Thursday, January 29, 2009

solving the economic crisis, part 1

The current economic crisis began primarily a credit crisis. Lenders are unwilling or unable to lend because the perceived probable gain is not great enough to compensate the lender for his risk. The effect of this is that people and companies, used to buying on credit, cannot get the credit and therefore, do not buy. As you know, when people do not buy, the economy slows down. As the economy slows, there is less money flowing. As I understand it, you claimed that the crisis which started as a result of the sub-prime mortgage crisis in the US would not come to Canada because we have better bank regulation. But when the elephant sneezes, the mouse gets a cold and we have been affected. Our customers in the US do not buy from us either and the flow of money has nearly come to a halt.

In macroeconomic terms, one would say that the marginal propensity to consume is very low. Solutions to this are not simple but they should (were I not writing to you, I would have been more emphatic and used the word "must") include help to the poor and underprivileged.

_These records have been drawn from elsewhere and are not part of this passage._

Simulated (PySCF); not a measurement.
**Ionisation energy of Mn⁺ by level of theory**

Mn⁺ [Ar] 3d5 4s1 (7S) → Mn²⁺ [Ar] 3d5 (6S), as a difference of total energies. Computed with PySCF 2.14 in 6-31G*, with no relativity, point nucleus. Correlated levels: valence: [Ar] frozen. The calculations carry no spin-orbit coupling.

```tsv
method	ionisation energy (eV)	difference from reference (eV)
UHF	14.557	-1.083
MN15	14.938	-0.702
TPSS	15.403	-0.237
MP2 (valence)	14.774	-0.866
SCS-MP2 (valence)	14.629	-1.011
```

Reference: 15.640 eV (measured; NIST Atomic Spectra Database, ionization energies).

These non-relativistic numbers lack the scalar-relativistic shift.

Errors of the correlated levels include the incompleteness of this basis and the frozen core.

Those who have the least spend the largest proportion of their money. Everything that they receive goes back into the economy. They spend their money locally for the basic goods and services that they need immediately, for food, for rent, for transportation, etc. Because they spend their money locally and to others who need the money desperately, most of the money gets reused immediately, in other words, "the multiplier effect" is greater. And therefore more money flows. Interesting that the greatest good to the economy comes when you are also doing the greatest good for the neediest in society. Much less money leaves the system and becomes "fugitive".